This differential is controlled by a solenoid valve under ECU control, using pulse width modulation. When
the valve is open, the output from the cylinders is bled off to the compressor housing to result in no pressure
differential. The angle of the swashplate is then determined by the coil spring which pushes the plate to a
near neutral position to provide minimal flow. As the valve is progressively closed, the pressure differential
increases, with the pressure on top of the pistons pushing the swashplate to a greater angle, and producing
an increased refrigerant flow.
The engine ECU is programmed to minimise refrigerant flow until an a.c. request is made, thus allowing
the compressor to be run at all times in the interests of system lubrication, and the reduction of inactivity dam-
age.
To safeguard the drive system in the event of compressor seizure, an electromagnetic clutch in the pulley
hub is used to disengage the drive as signalled by a sensor in the compressor nose. The clutch will also be
disengaged by the ECU if a loss of refrigerant is detected by the trinary switch (see below).
Hot refrigerant vapour from the compressor is fed via flexible hoses and alloy pipwork routed through the
body RH sill, to the front mounted condenser.
Condenser
The aluminium condenser is a 'parallel flow' heat exchanger, configured with side mounted collector tanks
interconnected by 40 oval shaped, horizontal tubes, all provided with generous finning. The unit is fixed to the
front of the engine cooling radiator, sited between the longerons of the front subframe, and angled forwards at
45°. The hot vapour received from the compressor, is admitted into the top section of the RH condenser tank,
and flows through 32 tubes to the LH tank before returning to the lower section of the RH tank via the bottom
8 tubes. In so doing, heat is released to the surrounding air via the condenser finning, with airflow boosted by
two electric fans mounted on top of the engine radiator, and ram air flow caused by vehicle movement.
A union at the bottom of the RH tank directs the condensed, liquid refrigerant into pipework connecting
with the receiver-drier.
Receiver-Drier
The receiver-drier unit is fitted into the refrigerant line between the condenser and evaporator expansion
valve, and houses a screen sack filled with desiccant to absorb traces of moisture and other contaminants from
the refrigerant. The unit is mounted on the outside of the subframe RH longeron, ahead of the RHF wheel.
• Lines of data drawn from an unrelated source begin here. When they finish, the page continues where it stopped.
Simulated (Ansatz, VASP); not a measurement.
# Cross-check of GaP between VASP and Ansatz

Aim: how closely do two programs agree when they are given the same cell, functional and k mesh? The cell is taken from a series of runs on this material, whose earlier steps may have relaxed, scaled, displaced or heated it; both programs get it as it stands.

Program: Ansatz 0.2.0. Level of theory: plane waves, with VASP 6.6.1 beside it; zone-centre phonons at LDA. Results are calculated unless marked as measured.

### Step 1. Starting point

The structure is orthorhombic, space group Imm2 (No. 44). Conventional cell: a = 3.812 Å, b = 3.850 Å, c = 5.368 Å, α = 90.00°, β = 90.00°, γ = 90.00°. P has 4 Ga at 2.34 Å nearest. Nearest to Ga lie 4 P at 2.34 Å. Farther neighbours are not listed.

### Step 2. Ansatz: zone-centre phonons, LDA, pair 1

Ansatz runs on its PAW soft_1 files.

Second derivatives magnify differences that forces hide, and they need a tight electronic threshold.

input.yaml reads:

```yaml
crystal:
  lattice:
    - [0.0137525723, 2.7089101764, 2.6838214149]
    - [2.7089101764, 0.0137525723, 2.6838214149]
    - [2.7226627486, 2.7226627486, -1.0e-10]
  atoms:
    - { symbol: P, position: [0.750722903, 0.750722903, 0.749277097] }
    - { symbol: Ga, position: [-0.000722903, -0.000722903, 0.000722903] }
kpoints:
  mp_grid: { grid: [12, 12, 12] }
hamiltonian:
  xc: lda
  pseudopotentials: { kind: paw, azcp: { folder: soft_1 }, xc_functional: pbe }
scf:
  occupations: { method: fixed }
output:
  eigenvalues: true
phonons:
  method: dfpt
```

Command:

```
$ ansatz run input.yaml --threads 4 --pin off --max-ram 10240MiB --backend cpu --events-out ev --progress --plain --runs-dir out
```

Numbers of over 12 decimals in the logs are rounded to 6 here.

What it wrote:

A trinary switch fitted into the pipe between the receiver-drier and expansion valve supplies a pressure
signal to the engine ECU, which then allows system operation only within a pressure range of 2 to 32 bar in
order to prevent system damage from too high a pressure, or from compressor oil starvation damage caused
by too low a pressure. This data is also used by the ECU to engage the two condenser fans at half speed at
pressures over 17.5 bar (see also sub-section KJ.5).
Expansion Valve
The expansion valve block is fitted into the high and low pressure pipes at the evaporator connection, and
provides a variable restriction to the flow of high pressure liquid into the evaporator, such that the consequent
pressure drop causes a change of state to a low pressure, low temperature atomised liquid.
By sensing the temperature and pressure of refrigerant leaving the evaporator, the expansion acts to
modulate the flow of refrigerant into the unit to optimise the cooling performance.